Low salary trend could cost state

By Joe Bush

Illinois might soon be regarded as an “untouchable” state for higher educators if a low faculty salary trend continues, according to last week’s discussion of the Illinois Board of Higher Education’s proposed 6 percent salary hike.

The predicted 4.5 to 5 percent inflation rate would render the hike almost meaningless, university officials argued.

“Last year almost all of the people who left here (NIU), left to go out of state,” said NIU Associate Provost Francis Nowik. “We’re not doing as much as we should have or could have.”

Increasing the urgency for nationally competitive salaries is the expected wave of retiring professors in the next decade, Nowik said.

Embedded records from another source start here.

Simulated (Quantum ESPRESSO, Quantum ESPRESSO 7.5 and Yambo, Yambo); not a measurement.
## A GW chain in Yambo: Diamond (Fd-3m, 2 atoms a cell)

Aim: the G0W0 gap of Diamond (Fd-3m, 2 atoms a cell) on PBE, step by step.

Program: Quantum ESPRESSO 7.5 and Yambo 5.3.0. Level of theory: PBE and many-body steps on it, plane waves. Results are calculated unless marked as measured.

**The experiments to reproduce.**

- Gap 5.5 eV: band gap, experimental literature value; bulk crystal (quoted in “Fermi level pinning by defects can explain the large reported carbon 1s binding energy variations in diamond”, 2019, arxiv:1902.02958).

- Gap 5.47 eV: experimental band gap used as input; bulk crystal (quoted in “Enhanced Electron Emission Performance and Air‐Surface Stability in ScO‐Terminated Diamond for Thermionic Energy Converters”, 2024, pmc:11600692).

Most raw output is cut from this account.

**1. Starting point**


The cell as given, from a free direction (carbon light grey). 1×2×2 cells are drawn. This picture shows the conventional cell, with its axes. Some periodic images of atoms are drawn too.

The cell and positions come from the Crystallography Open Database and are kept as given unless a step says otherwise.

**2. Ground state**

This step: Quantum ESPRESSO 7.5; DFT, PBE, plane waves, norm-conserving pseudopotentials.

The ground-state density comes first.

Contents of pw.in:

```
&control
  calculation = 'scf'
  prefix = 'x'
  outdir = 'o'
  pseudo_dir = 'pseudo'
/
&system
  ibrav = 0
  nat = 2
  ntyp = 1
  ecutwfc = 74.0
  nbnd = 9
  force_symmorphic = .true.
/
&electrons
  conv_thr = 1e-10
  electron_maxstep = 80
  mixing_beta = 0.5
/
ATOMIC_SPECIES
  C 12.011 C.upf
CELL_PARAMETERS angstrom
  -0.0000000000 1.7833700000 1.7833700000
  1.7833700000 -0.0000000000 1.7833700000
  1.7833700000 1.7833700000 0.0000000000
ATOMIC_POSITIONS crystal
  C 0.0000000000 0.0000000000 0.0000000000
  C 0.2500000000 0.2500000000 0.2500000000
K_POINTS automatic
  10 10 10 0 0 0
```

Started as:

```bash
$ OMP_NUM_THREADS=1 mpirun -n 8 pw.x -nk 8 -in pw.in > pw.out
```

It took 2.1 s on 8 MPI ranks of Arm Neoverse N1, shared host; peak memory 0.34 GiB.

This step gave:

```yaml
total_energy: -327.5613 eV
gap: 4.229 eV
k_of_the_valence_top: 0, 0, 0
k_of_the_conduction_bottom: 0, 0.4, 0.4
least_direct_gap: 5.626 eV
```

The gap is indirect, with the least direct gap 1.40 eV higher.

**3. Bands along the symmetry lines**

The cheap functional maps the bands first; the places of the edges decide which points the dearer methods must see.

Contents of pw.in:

William Eaton, IBHE Advisory Committee member said because Illinois has a “very sporadic, inconsistent record” concerning salary issues, quality educators leave the state for better wages and morale is low among instructors who stay, affecting their productivity in ways which he said could not be measured in numbers but “in more quiet, subtle and in a destructive way.”

Eaton said a third effect of low wages was potential educators, “the cadre of unnamed individuals that represent our future,” who look elsewhere for jobs because of Illinois’ salary reputation.

“I suggest that if our varsity athletic teams were in the same low quartile as our faculty salaries, we would be more concerned,” said Mitchell Vogler, president of the Illinois Federation of Teachers’ Universities Council and University Professionals of Illinois.

Board Executive Director Richard Wagner acknowledged the salary problem, but could offer only reallocation of state funds at individual schools to supplement salary packages.

University of Illinois President Stanley Ikenberry said although reallocation might add a percent to the package, if all other budget recommendations are not passed by Governor James Thompson and the general assembly, reallocation might be spread thinner.

NIU President John La Tourette said, “We are looking at reallocation. We are looking at trying to maximize that salary package regardless of what we receive, but our ability to maximize that salary package depends on how large that package is.”

La Tourette said university officials had pushed for a 6.5 to 7 percent wage hike because of the likelihood of legislative trimming. If money is cut for needy library resources, for example, “our flexibility to reallocate will be reduced rather significantly,” La Tourette said.

Pleas were made for an extension, possibly a permanent one, of the temporary tax surcharge which increased the fiscal year 1990 budget.

One board member said in this state election year, the public, whose support for higher education made the surcharge possible, needs to know “that this (the surcharge) is one of the key issues that’s going to be decided in March (primaries) and November and that (their) support be mobilized because, if after these elections, we decide to put on a big campaign in 1991, it may well be too late.”